3D-Printed Robot Golem Only a Tiny Bit Creepy

ASPIR, the Autonomous Support and Positive Inspiration Robot is an goblin-sized robot, designed by [John Choi], aims to split the difference between smaller hobbyist robots and more robust but pricy full-sized humanoids only a research institute could afford. By contrast, [John] estimates it cost a relatively meager $2,500 to create such a homunculus.

The robot consists of 33 servos of various types moving the limb, controlled by an Arduino Mega with a servo control shield seated on it. The chassis uses 5 kg of filament and took 300 hours to print, and it has a skeleton made up of aluminum hex rods. Spring-loaded RC shocks help reinforce the shoulders. There are some nice touches, like 3D-printed hands with living hinge fingers, each digit actuated by a metal-gear micro servo. It stores its power bricks in its shins. For sensors it includes a chest-mounted webcam and a laser distance sensor.

The main design feature is the Android smartphone serving as its brains, and also — at least cosmetically — its eyes. Those eyes… might be just a teensy bit too Chucky for our taste. (Nice work, [John]!)

13 thoughts on “3D-Printed Robot Golem Only a Tiny Bit Creepy

  1. What a nice project, a statement to the usefulness of RC servos.
    The hands are cleverly designed. I wonder how strong those servo’s are and what the max. lifting force of the hand could be. Just curious. Are there videos available yet?
    The head may deserve some extra details or remodeling, the rectangular shape of the head in combination with those pretty eyes are a little scary to me while the rest of the robot is very appealing.
    A very fun project can’t wait to see/hear/read more about it.

  2. This is not a *real* Golem. For if it were, he would inscribe the following beneath it:

    He who will find the secret of my life at his feet, him will I serve until beyond time.
    He who shall evoke me in the seventeenth century, beware! For I cannot by fire be destroyed.
    He who shall evoke me in the eighteenth century, beware! For I cannot by fire or by water be destroyed.
    He who evokes me in the nineteenth century, beware! For I cannot by fire or by water or by force be destroyed.
    He who in the twentieth century shall dare evoke me, beware! For neither by fire nor water, nor force, nor anything by man created, can I be destroyed.
    He who in the twenty-first century evokes me, must be of God’s hand himself, because on this Earth, the person of man existeth no more.

  3. This seems to be the physical construction only. From John Choi in the comments: “I haven’t coded the walking motion yet, but its a part of the plan. Right now, the Instructable just covers the hardware, as I’m still working on the software.”

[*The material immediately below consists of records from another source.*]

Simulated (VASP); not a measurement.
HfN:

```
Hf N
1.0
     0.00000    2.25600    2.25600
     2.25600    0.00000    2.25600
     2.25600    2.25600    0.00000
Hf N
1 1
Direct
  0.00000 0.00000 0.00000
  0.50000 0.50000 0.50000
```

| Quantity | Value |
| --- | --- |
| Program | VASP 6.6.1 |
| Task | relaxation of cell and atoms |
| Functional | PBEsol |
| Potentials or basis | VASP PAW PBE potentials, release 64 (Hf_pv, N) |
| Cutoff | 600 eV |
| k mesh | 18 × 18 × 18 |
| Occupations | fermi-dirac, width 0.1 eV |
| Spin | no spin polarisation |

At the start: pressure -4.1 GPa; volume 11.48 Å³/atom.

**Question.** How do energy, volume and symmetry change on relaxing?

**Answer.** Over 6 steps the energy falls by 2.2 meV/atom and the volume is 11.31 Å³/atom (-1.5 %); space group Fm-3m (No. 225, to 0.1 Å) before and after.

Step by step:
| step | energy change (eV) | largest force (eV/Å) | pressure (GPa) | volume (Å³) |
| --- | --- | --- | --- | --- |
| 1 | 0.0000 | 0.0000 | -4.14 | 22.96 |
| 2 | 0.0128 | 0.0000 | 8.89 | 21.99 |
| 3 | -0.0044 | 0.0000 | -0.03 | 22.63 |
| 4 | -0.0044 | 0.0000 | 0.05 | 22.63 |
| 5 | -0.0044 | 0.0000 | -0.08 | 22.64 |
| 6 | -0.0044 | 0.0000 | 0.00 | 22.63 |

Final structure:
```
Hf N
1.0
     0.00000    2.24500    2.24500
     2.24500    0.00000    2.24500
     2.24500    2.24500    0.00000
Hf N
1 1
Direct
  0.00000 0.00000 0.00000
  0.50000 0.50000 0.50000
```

    The real utility will be when significant communities develop around using a cheap android phone as significant brains for these types of projects, even with the Mega servo interface. Given that you can get a no-contract phone for US$20 – 30 new complete with everything from video camera to WiFi, this would displace a lot of the microprocessors we’re all fond of in a real hurry.